The SURVEYMEANS Procedure

Definitions and Notation

For a stratified clustered sample design, together with the sampling weights, the sample can be represented by an $n \times (P+1)$ matrix

$\begin{eqnarray*} (\mb {w,Y}) & =& \left( w_{hij}, \mb {y}_{hij} \right) \\ & =& \left( w_{hij}, y_{hij}^{(1)}, y_{hij}^{(2)}, \ldots , y_{hij}^{(P)}\right) \end{eqnarray*}$

where

$h=1, 2, \ldots , H$ is the stratum index
$i=1, 2, \ldots , n_ h$ is the cluster index within stratum h
$j=1, 2, \ldots , m_{hi}$ is the unit index within cluster i of stratum h
$p=1, 2, \ldots , P$ is the analysis variable number, with a total of P variables
$n=\sum _{h=1}^ H \sum _{i=1}^{n_ h} {m_{hi}}$ is the total number of observations in the sample
$w_{hij}$ denotes the sampling weight for unit j in cluster i of stratum h
$\mb {y}_{hij}=\left( y_{hij}^{(1}), y_{hij}^{(2)}, \ldots , y_{hij}^{(P)}\right)$ are the observed values of the analysis variables for unit j in cluster i of stratum h, including both the values of numerical variables and the values of indicator variables for levels of categorical variables.
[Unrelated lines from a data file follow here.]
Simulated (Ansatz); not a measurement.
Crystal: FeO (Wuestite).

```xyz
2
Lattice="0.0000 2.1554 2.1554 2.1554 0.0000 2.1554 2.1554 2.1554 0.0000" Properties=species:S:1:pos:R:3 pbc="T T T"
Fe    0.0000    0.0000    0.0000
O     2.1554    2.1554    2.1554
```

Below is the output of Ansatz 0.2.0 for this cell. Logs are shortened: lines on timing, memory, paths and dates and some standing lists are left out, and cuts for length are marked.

For a categorical variable C, let l denote the number of levels of C, and denote the level values as $c_1, c_2, \ldots , c_ l$ . Let $y^{(q)}$ $(q\in \{ 1, 2, \ldots , P\} )$ be an indicator variable for the category $C=c_ k$ $(k=1, 2, \ldots , l)$ with the observed value in unit j in cluster i of stratum h:

$y_{hij}^{(q)} = I_{\{ C=c_ k\} }(h,i,j) = \left\{ \begin{array}{ll} 1 & \mbox{if $C_{hij}=c_ k$ } \\ 0 & \mbox{otherwise} \end{array} \right.$

Note that the indicator variable $y_{hij}^{(q)}$ is set to missing when $C_{hij}$ is missing. Therefore, the total number of analysis variables, P, is the total number of numerical variables plus the total number of levels of all categorical variables.

The sampling rate $f_ h$ for stratum h, which is used in Taylor series variance estimation, is the fraction of first-stage units (PSUs) selected for the sample. You can use the TOTAL= or RATE= option to input population totals or sampling rates. See the section Specification of Population Totals and Sampling Rates for details. If you input stratum totals, PROC SURVEYMEANS computes $f_ h$ as the ratio of the stratum sample size to the stratum total. If you input stratum sampling rates, PROC SURVEYMEANS uses these values directly for $f_ h$ . If you do not specify the TOTAL= or RATE= option, then the procedure assumes that the stratum sampling rates $f_ h$ are negligible, and a finite population correction is not used when computing variances. Replication methods specified by the VARMETHOD=BRR or the VARMETHOD=JACKKNIFE option do not use this finite population correction $f_ h$ .